Pipeline protesters pass through Johnston County
People stared, and that was the point.
On March 11, about 20 North Carolinians carried signs and banners and turbine-shaped windmills along U.S. 301 from Selma to Smithfield. Mechanics stood outside garages and watched, people on the street asked what it was all about, cars slowed and drivers stared, some honking horns and pumping fists in solidarity.
The activists passed through Johnston County on a route mimicking the Atlantic Coast Pipeline’s North Carolina path, a project they oppose largely for environmental reasons. The pipeline is a project of Duke Energy and Dominion Resources, the two largest energy providers in North Carolina and Virginia. It will bring West Virginia natural gas to Eastern North Carolina.
Greg Yost, one of the organizers of the two-week protest walk from near the North Carolina-Virginia border to Pembroke, said the group started with 60 people on March 4 and had grown and shrunk as geography and time allowed. The final stage was scheduled to wrap up March 18.

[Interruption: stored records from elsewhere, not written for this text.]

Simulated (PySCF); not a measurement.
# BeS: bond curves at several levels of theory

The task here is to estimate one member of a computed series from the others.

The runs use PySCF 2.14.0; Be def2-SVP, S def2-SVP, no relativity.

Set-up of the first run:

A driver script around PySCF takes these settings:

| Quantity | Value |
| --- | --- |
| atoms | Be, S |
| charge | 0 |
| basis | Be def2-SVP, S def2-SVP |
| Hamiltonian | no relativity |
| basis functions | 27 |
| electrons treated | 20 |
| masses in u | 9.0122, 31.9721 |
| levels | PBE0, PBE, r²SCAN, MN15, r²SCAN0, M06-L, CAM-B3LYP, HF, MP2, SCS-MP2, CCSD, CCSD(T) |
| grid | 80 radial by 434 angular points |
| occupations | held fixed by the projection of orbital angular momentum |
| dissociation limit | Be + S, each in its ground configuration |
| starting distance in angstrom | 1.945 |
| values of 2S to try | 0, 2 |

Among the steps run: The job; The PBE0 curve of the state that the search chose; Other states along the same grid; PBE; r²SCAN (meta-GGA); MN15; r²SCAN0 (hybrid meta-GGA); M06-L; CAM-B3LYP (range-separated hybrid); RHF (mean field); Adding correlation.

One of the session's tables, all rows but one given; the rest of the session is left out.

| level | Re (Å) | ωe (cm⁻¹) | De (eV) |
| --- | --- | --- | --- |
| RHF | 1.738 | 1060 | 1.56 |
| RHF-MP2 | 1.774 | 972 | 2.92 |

“It sort of rises and falls,” Yost said. “We’re in our second week now. I expect the group size to double or triple in this last week.”
On their Saturday trek through Johnston County, the walkers came from around the state – Durham, Raleigh, Charlotte and Asheville but none from Eastern North Carolina or along the pipeline’s proposed route. In the afternoon, Clayton’s Francine Stephenson and a handful of Johnstonians joined the walk; the pipeline will cut through land Stephenson owns near Four Oaks.
With the walk, activists said they hoped to bring awareness to a project that many might never know exists but could hurt neighbors and the farming community Johnston retains as an identity.
“I like walking; that’s the simple and first answer,” said walk organizer Steve Norris said, a retired professor from Warren Wilson College just outside of Asheville. He said he’s been an activist of various causes since the Vietnam War and civil rights movement.
“These are really big, big operations, and when people hear Dominion and Duke are coming to town, people say, ‘No way we can fight something like that,’ ” Norris said. “So some people say that there’s no sense resisting this even if we know it’s a really bad deal. So a walk is a way to challenge that and to let people know that this is not a done deal, that corporations can be challenged; there are ways for people at the grassroots to work together and fight this thing.”
Norris said the group meets with locals along the route, some who walk, some who just tell their stories. He said he hears of retirement homes disrupted, family land disturbed and farmers worrying if their livelihoods will remain once the pipeline is up and running.
“We give them a shot in the arm; they give us a shot in the arm,” Norris said. “Without them, the resistance to the pipeline wouldn’t happen. They’re the grassroots of this struggle; maybe we’re the fertilizer.”
Climate worries
Far from his Asheville home, Norris said he came to this fight because of larger climate-change concerns, feeling that the $5 billion pipeline was a doubling down on fossil fuels when, he said, the country should look elsewhere.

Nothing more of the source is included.